That said, Copy/Paste is a general/global enough operation that I would not mind having Super+C/V send to the current active app the Copy/Paste keycode (I might do that actually, now that I know that there's a code apps are starting to support!). But I think it should be the desktop environment the one configuring "Super" shortcuts, not the app.

It makes sense for each application to have their own interpretation of what does each control character (or Control shortcut) do. It's not like all control characters have a very reliable meaning to begin with.. I mean, the backspace character (Control+H) was originally meant to move a character backwards without deleting it, but most screen terminals didn't do that. If what you mean is alternate characters from Unicode and so, then the "Alt" key would be more suitable for that. And in ISO keyboards, "AltGr" is a very common way to have combinations that insert alternate symbols.

[–] Ferk@lemmy.ml 4 points 1 month ago* (last edited 1 month ago) (1 children)

Let’s indeed hope that they back it up with action. Better late than never. Though, I wonder what “guarantee” you’re referring to.

Any "action" that does not result in guarantees isn't helpful to solve this. So again, what I care about is guarantees.
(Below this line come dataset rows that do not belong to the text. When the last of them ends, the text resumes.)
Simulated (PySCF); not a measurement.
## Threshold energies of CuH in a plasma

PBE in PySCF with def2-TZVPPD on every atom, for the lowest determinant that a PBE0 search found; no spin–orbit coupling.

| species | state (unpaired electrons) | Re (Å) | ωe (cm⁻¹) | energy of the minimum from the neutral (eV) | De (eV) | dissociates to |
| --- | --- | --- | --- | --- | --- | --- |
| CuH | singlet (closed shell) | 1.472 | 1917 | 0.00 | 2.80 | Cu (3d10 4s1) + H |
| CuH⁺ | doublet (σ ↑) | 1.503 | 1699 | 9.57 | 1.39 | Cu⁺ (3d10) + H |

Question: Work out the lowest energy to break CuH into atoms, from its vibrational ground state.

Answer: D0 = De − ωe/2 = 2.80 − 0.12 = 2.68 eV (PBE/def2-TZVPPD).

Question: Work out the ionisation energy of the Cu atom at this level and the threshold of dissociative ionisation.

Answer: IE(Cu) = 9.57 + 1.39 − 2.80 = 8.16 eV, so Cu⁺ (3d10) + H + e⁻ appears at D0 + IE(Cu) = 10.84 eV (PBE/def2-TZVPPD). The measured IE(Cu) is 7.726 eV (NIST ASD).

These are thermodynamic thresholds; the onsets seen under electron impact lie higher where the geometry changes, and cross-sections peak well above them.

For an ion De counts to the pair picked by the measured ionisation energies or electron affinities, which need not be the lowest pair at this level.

For example, one way to "guarantee" that there's no code that's unaccounted for would be to achieve reproducible builds that can be rebuilt and obtain always the same binary bit-by-bit. So if the binary blob resulting from compiling from clean source matches the one offered then that's proof that the distributed binary was built cleanly and there was no malware being slipped through.

The issue is that this wouldn't just be a Ventoy problem, but also an upstream problem, since all projects Ventoy depends on would need to be, themselves, reproducible. So this wouldn't be an easy task, or even a task that Ventoy should do on their own, imho.

FWIW, slightly over a month ago, someone started working on a solution.

I definitely wouldn't trust that either until there's guarantees. Again, I only care about what guarantees are offered. It's not about who is the one managing the github account and/or what subjective reputation that random anonymous person might have.

The problem isn't the existence of precompiled binary blobs either, so removing the binaries is not solving the issue. The problem is in the traceability and what guarantees we have that the final collection of compiled binary blobs that ultimately is offered for download (and we do need binary blobs for download ultimately) is actually corresponding to libre/open source releases without potentially malicious code.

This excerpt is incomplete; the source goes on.